The Health Center stands on firm ground. Ground tough enough to survive the down-cutting of rivers, the crushing power of ice sheets, and the violent shaking of rare, but powerful, eastern earthquakes. The prominent hill on which the Health Center stands will last forever. At least, in human terms.

The secret of its durability is lava. Crystallized lava. Massive, dense, black lava. Beneath the egg-shaped hill on which the Health Center sits is an ancient layer of volcanic rock called the Holyoke Basalt, a stratum more than 300 feet thick. On the outside it is tinged an orange-brown color by rust; on the inside it is speckled black and gray with crystals of pyroxene and plagioclase.

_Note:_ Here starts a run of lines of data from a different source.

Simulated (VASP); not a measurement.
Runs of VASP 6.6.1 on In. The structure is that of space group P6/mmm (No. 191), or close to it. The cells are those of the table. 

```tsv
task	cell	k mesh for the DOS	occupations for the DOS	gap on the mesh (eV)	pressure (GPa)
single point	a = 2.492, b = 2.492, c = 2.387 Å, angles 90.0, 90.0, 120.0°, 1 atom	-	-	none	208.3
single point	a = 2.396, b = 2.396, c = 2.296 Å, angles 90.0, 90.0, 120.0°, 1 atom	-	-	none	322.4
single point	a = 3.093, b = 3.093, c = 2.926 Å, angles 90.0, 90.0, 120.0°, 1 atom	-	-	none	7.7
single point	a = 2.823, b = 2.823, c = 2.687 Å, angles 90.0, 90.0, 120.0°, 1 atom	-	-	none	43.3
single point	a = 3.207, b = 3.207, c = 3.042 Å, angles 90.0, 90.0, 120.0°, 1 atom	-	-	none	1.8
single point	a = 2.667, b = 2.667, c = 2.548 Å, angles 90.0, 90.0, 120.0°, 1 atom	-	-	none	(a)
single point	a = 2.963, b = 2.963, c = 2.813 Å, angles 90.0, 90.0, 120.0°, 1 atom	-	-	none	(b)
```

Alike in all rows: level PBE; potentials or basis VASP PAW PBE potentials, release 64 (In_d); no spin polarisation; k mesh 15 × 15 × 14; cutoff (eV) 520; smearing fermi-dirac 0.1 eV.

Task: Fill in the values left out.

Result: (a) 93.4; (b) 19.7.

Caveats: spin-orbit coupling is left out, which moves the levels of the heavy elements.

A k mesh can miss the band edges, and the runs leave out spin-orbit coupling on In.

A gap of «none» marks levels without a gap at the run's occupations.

This sheet of basalt was once a red-hot silicate pudding that cooled and cracked in place, ever so slowly, 187 million years ago. Early dinosaurs would have seen plumes of sulfurous steam rising above the hardening lava. At that time, the Atlantic Ocean did not exist. Instead, eastern North America was welded to Africa, Europe and Greenland within a super-continent called Pangea.

The climate was dramatically monsoonal, alternating between bright, parching summers and warm drenching winters. Life was dominated by slithering reptiles, enormous ferns, resinous conifers, and trees known as cycads that resembled modern palms and pineapples. The soils were reddish brown.

Then everything changed. Thermal expansion within the earth lifted New England upward, forcing its brittle crust to spread both east and west above a warmer, softer layer. Central Connecticut, located on the crest of the rise, collapsed downward like the keystone of an arch, creating an elongated rift valley not unlike that of East Africa today, one complete with emerald-colored lakes, broad sandy deltas, smoldering volcanoes, and Jurassic creatures.

Later, after the lake had evaporated completely, one of the fractures in the rift tapped into a subterranean chamber of magma (molten rock). On three separate occasions, liquid basalt oozed upward, filling the shallow lake with lava instead of rainwater. After hardening, the lava was buried by layers of mud and sand, and it then tipped eastward as part of a giant crustal block.

Eventually, the package of tilted strata was dissected by streams that washed their load of sediment to the nascent Atlantic via the ancestral Connecticut River. During this epoch of erosion, the east-tipping sheet of basalt, being locally resistant, emerged as a high, west-facing ridge.

Millions of years later it was scoured by glacier ice and molded into a smooth, egg-shaped hill standing 450 feet above sea level, 150 feet above the valley below.

In addition to being sited on a sunny hilltop, the Health Center faces south-southwest, the warmest and brightest direction. The dark rocks on which it was built absorb solar energy during the day, releasing it invisibly at thermal wavelengths during the night. Stand still for a moment on that hilltop and you may feel the comforting radiant heat and strength of ancient times.